Advanced Multimedia Processing (AMP) Lab, Cornell University

Revisiting Depth Layers from Occlusions



Adarsh Kowdle, Andrew Gallagher and Tsuhan Chen



In this work, we consider images of a scene with a moving object captured by a static camera. As the object (human or otherwise) moves about the scene, it reveals pairwise depth-ordering or occlusion cues. The goal of this work is to use these sparse occlusion cues along with monocular depth occlusion cues to densely segment the scene into depth layers. In this paper, we cast the problem of depth-layer segmentation as a discrete labeling problem on a spatio-temporal Markov Random Field (MRF) that uses the motion occlusion cues along with monocular cues and a smooth motion prior for the moving object. We quanitatively show that depth ordering produced by the proposed combination of the depth cues from object motion and monocular occlusion cues are superior to using either feature independently, and using a naive combination of the features.
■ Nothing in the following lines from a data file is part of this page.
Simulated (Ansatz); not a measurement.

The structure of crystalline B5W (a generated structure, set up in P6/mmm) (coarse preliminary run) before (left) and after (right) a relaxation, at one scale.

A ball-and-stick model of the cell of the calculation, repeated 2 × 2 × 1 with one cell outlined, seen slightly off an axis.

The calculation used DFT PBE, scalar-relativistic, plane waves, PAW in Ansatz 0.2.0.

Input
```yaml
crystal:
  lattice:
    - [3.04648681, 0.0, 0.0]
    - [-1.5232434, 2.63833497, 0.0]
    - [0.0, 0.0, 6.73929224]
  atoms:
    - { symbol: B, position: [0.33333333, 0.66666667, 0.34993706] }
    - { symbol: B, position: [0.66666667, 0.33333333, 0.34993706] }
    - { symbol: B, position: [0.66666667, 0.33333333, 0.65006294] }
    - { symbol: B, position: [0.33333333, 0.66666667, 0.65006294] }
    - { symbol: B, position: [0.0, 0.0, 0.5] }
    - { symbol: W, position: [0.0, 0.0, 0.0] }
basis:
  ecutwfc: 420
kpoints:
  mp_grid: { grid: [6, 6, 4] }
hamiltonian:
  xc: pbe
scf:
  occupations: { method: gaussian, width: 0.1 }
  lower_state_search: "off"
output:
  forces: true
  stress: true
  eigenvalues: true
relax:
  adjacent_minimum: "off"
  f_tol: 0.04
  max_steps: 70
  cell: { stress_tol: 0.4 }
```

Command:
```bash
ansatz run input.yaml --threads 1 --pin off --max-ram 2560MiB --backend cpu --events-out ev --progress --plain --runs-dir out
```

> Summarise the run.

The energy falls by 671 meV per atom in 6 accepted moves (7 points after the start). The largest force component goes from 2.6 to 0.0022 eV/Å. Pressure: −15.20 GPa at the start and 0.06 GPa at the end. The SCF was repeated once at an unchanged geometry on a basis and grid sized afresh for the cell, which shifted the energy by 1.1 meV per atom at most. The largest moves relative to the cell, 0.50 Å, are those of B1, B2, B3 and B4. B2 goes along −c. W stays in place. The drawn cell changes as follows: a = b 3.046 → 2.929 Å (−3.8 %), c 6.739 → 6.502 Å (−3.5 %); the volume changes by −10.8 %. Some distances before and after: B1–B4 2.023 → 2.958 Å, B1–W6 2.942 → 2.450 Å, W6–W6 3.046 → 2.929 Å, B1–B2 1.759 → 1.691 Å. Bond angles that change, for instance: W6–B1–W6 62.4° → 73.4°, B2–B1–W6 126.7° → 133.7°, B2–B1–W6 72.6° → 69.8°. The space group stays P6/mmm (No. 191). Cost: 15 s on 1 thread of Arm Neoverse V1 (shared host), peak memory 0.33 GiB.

Overview figure. (a) Ground-truth top view, black triangle shows the camera looking up at a scene with the red moving object region following the path shown in the red arrow; (b) Shows the background scene in the orange box and two frames from the input sequence where the red object interacts with the background regions to reveal pairwise depth-ordering cues such as red occludes green, blue occludes red; (c) A graph constructed over the background regions is shown in the orange box. Each colored node corresponds to the respective colored region in (b). The red nodes correspond to the moving object with a node for every frame f in the input sequence ({1, 2, . . . , F }). The black edges enforce the observed pairwise depth-ordering, for instance between the green-red nodes at f = 1, and blue-red nodes at f = 2. The red edges enforce a smooth motion model for the moving object; (d) Shows the inferred depth layers, white = near and black = far.



  • Adarsh Kowdle, Andrew Gallagher and Tsuhan Chen. "Revisiting Depth Layers from Occlusions", Computer Vision and Pattern Recognition (CVPR), 2013. [pdf]



  • Depth Layers Dataset [zip (1.2 GB)]. We provide here the dataset we use in our work. The dataset consists of input videos, the corresponding ground-truth depth layer annotation for each scene and, the manually labeled pixel-wise co-segmentation of the moving objects in case of multiple moving objects in the scene.